A 14 year old Offaly schoolboy who faced deportation after being denied asylum will be allowed to remain in Ireland along with his mother and college-going brother.
Following a 21,000 signature-strong online campaign which was set up by his classmates at Tullamore College, Nonso Muojeke and his family will be allowed to remain in Ireland, the Irish Naturalisation and Immigration Service (INIS) of the Department of Justice and Equality has today confirmed.
Nonso arrived in Ireland in 2007, when he was just two years old. His mother Chidi said she was forced to flee Nigeria with her two sons after her husband died. As a widow, she “became the property” of her brother in law and was seriously mistreated, according to the SaveNonso campaign website.
After fleeing to Ireland, the family lived in a hostel in the Direct Provision System in Dublin, before being moved to Co. Laois. The family’s application for asylum was denied in 2009 and a deportation order was issued last June.
The family had strong backing from students and teachers at the Muojeke’s school, who protested outside Leinster House as both boys identify as being Irish and neither speaks any Nigerian dialect, or has any cultural awareness of the country- thus being deported would be detrimental to them.
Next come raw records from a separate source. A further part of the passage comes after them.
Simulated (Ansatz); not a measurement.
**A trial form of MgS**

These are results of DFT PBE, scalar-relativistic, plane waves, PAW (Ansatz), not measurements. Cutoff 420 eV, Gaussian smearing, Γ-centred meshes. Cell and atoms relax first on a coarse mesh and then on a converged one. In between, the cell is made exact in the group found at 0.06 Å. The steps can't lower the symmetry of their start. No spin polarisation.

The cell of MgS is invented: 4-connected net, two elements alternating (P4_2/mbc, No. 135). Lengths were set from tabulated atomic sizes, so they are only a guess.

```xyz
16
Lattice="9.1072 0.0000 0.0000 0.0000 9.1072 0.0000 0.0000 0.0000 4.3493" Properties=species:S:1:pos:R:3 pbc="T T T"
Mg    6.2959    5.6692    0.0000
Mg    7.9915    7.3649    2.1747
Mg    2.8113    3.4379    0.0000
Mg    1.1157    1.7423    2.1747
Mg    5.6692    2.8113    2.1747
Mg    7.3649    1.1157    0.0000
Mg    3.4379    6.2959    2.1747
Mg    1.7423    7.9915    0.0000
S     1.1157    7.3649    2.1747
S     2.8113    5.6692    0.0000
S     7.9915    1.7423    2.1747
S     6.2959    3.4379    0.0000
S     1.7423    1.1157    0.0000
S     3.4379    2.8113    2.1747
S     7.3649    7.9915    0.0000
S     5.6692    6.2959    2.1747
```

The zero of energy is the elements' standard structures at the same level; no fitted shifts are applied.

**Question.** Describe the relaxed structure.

The family also received support from local politicians. On social media Local TD Barry Cowen has welcomed today’s decision. He said: “Further to on-going representations I am delighted to be advised that Nonso & the Muojeke Family have been given permission under Leave to Remain in the State. I very much welcome the Department’s decision to allow this family remain living in their local community of Tullamore.”